Although the War Powers Resolution was plainly an attempt by Congress to reassert its authority over presidential war-making and over the conduct of foreign affairs generally, its impact upon presidential power did not appear to have been so great as its supporters hoped or it critics feared at the time of its passage. During the administration of President Ford, American armed forces were introduced into hostile situations during the evacuation of Vietnam as well as during the recapture of the American merchantman Mayaguez and its crew from Cambodia. President Ford nevertheless did not feel bound in these actions by the terms of the War Powers Resolution but rather made plain his conviction that he was acting under his constitutional powers as commander-in-chief and as chief executive. The War Powers Resolution was thus subjected to early challenge as an authoritative construction of the President's war-making power. Given the ability of Presidents to marshal public support for their actions in foreign affairs, particularly in times of crisis, it was clear that the act could not be considered the last word regarding the relative power of Congress and the President in the field of foreign policy and war-making.

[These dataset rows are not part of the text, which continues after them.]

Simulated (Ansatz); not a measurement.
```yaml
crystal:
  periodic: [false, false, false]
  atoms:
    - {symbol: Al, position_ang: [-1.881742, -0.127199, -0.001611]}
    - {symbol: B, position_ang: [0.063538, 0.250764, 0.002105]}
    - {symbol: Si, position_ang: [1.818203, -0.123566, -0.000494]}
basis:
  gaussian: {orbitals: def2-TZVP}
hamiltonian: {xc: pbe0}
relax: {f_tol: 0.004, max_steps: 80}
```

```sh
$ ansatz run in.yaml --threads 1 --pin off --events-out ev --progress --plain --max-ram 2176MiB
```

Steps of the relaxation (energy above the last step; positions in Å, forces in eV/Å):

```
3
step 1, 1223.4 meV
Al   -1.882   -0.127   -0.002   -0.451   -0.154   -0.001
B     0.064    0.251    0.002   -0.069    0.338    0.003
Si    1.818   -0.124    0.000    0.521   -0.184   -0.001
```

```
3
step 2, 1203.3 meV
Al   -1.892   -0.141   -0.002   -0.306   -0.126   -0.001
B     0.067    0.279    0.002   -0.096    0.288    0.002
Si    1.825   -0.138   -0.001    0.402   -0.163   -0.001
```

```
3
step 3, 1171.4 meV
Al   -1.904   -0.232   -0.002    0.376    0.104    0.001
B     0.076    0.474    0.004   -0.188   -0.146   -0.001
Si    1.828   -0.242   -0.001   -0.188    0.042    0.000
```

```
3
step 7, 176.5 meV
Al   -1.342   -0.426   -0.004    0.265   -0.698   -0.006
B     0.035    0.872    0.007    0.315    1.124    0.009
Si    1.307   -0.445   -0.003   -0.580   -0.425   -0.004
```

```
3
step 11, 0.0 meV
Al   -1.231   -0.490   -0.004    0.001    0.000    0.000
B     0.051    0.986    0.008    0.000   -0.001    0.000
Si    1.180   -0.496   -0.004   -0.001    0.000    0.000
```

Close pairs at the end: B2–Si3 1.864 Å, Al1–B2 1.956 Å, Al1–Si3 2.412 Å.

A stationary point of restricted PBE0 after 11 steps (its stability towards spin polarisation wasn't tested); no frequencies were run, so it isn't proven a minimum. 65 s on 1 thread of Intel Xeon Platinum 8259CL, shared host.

Just as the War Powers Resolution and the Congressional Budget and Impoundment Control Act symbolized the reassertion of congressional power in relation to the executive, both also embodied the device which Congress increasingly used in reasserting power over executive policymaking—the legislative veto. The legislative veto first emerged as a congressional device for controlling the executive during the 1930s when Congress reserved the right to veto presidential proposals to reorganize the executive branch, but by the 1970s the legislative veto in various forms had proliferated and had been embodied in almost two hundred statutes enacted by Congress. The increased use of the legislative veto reflected Congress's dissatisfaction with its relationship with the executive and a desire to reassert policymaking power that had been eroded during the previous decades of heightened executive power.

Congress employed the legislative veto to disapprove proposed presidential actions, to disapprove rules and regulations proposed by the executive branch or administrative agencies, and to order the termination of presidential actions. The device took several forms, with some statutes requiring a resolution of approval or disapproval by only one house of Congress, others requiring both houses to act through a concurrent resolution, and still others conferring upon congressional committees the power to exercise the legislative veto.

Despite its increased use by Congress, the legislative veto was frequently opposed by the executive branch since its introduction in the 1930s on the grounds that the practice violates the Constitution. The executive and other critics of the legislative veto argued that the practice violated the principle of separation of powers, ignored the principle of bicameralism in the exercise of legislative power, and allowed Congress to avoid the President's veto power which is normally applicable to legislation passed by Congress.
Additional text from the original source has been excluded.